Supplemental essays are personal statements. They need to be about you, tell a compelling story, and so on. I know, I know—you’ve already written a personal statement, and now you’re being asked to do so again, over and over. It should go without saying that you can’t reiterate anything you’ve already said in your Common App. So how should you approach the supplemental essays?
Supplemental essay prompts can be “general” (open-ended questions about what inspires you and so on) and “specific” questions. (The University of Chicago has a ton of quirky options: “what can be divided by zero?”, “Who does Sally sell her seashells to? How much wood can a woodchuck really chuck if a woodchuck could chuck wood? Pick a favorite tongue twister (either originally in English or translated from another language) and consider a resolution to its conundrum using the method of your choice. Math, philosophy, linguistics… it’s all up to you (or your woodchuck)”. etc.)

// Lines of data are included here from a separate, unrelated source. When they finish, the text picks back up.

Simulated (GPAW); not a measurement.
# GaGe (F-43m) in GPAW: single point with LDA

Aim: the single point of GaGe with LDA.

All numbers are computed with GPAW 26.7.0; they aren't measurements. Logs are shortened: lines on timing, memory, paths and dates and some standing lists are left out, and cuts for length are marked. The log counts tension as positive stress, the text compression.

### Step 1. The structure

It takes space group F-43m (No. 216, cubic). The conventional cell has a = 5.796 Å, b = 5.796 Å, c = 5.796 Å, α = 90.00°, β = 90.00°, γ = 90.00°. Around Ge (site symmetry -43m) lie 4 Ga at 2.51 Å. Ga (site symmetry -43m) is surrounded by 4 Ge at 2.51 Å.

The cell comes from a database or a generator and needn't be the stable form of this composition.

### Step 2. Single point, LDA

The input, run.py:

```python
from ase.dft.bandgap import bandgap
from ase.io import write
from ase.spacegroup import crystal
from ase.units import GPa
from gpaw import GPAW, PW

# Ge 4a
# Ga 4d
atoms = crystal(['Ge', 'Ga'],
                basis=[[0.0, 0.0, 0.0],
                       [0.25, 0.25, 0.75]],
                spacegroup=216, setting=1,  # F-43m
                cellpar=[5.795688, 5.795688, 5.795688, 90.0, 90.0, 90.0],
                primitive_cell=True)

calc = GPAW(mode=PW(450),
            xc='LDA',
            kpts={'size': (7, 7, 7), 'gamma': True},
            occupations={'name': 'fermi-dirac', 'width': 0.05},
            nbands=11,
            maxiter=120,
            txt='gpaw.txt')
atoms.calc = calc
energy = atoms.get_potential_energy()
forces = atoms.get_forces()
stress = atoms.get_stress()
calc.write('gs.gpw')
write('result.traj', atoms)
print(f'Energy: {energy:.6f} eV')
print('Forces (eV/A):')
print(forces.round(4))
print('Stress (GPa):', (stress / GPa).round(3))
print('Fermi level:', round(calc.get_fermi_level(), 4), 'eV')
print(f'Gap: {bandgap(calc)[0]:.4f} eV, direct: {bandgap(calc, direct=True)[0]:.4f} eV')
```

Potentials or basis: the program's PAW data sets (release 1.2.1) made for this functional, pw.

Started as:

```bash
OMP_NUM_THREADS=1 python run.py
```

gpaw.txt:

Here are some strategies for approaching both general and quirky questions. I’ll also take a look at the ubiquitous “why this college?” question, as well as the “community” question.
The good news is that, for “general questions,” you can usually kill two or more birds with one stone. Take a look at all your supplemental essay prompts side-by-side and spend some time strategizing. This year, Yale has a supplemental question that goes:
“Yale’s extensive course offerings and vibrant conversations beyond the classroom encourage students to follow their developing intellectual interests wherever they lead. Tell us about your engagement with a topic or idea that excites you. Why are you drawn to it?”
One suggestion for a Harvard optional supplemental (more on optional essays later) reads:
“An intellectual experience that has meant the most to you.”
Now take a look at a Princeton prompt:
“Culture is what presents us with the kinds of valuable things that can fill a life. And insofar as we can recognize the value in those things and make them part of our lives, our lives are meaningful.”
If you can write about an intellectual idea/experience that is also cultural in nature, you’ve got three essays for the price of one. Maybe you’re into post-WWI European avant-garde art movements? Take a look at the other questions for these three universities: there are other overlapping questions that may inspire you more than intellectual ideas and culture.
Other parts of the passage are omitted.